I've used an alternate approach to creating the matrix which works on the large data set:
dtm <- DocumentTermMatrix(donation_message,
control = list(stemming = TRUE, stopwords = TRUE,
removeNumbers = TRUE, removePunctuation = TRUE))
dtm <- removeSparseTerms(dtm, 0.99)
rowTotals <- apply(dtm , 1, sum) #Find the sum of words in each Document
dtm <- dtm[rowTotals> 0, ] #Remove all docs without words
k <- 20 #Hardcoded temp value
lda <- LDA(dtm, k, method = "Gibbs", control = list(iter = 1000, burnin = 1000)) #seed = 1000, thin = 100
Terms <- terms(lda, 20)
I want to use the ICC::ICCbare function within a loop. However, the ICCbare uses the concrete variable names as input, e.g.:
ICCbare(x = group, y = variable1, data = dat)
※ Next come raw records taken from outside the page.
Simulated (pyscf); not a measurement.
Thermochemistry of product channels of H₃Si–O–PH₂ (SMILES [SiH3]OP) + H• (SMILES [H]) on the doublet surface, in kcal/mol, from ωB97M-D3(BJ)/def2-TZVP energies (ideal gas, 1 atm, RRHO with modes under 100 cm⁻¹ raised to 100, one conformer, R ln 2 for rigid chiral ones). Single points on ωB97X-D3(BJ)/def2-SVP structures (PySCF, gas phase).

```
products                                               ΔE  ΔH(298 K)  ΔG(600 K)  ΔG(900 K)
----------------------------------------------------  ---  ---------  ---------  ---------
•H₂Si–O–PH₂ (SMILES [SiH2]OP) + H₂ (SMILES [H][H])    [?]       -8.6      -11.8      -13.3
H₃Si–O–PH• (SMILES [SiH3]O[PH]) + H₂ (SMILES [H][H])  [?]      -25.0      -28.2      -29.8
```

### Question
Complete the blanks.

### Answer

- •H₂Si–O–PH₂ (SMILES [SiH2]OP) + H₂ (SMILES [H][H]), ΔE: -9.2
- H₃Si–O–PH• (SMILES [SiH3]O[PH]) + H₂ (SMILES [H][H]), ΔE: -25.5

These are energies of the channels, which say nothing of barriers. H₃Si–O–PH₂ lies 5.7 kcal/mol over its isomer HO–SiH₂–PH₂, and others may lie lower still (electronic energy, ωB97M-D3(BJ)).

whereby both "group" and "variable1" are columns of the data.frame "dat" (i.e., dat$variable1); ICCbarecannot be used with y = dat[, i].
In order to program a loop I therefore need to evaluate some R code within the function call of ICCbare. My idea was the following:
for(i in 1:10){
ICCbare(group, names(dat)[i], data = dat)
}
However, this does not work. The following error is printed:
Error in '[.data.frame`(data, yc) : undefined columns selected'
Is there a way to evaluate the statement names(dat)[i]) first before it is passed to the function call?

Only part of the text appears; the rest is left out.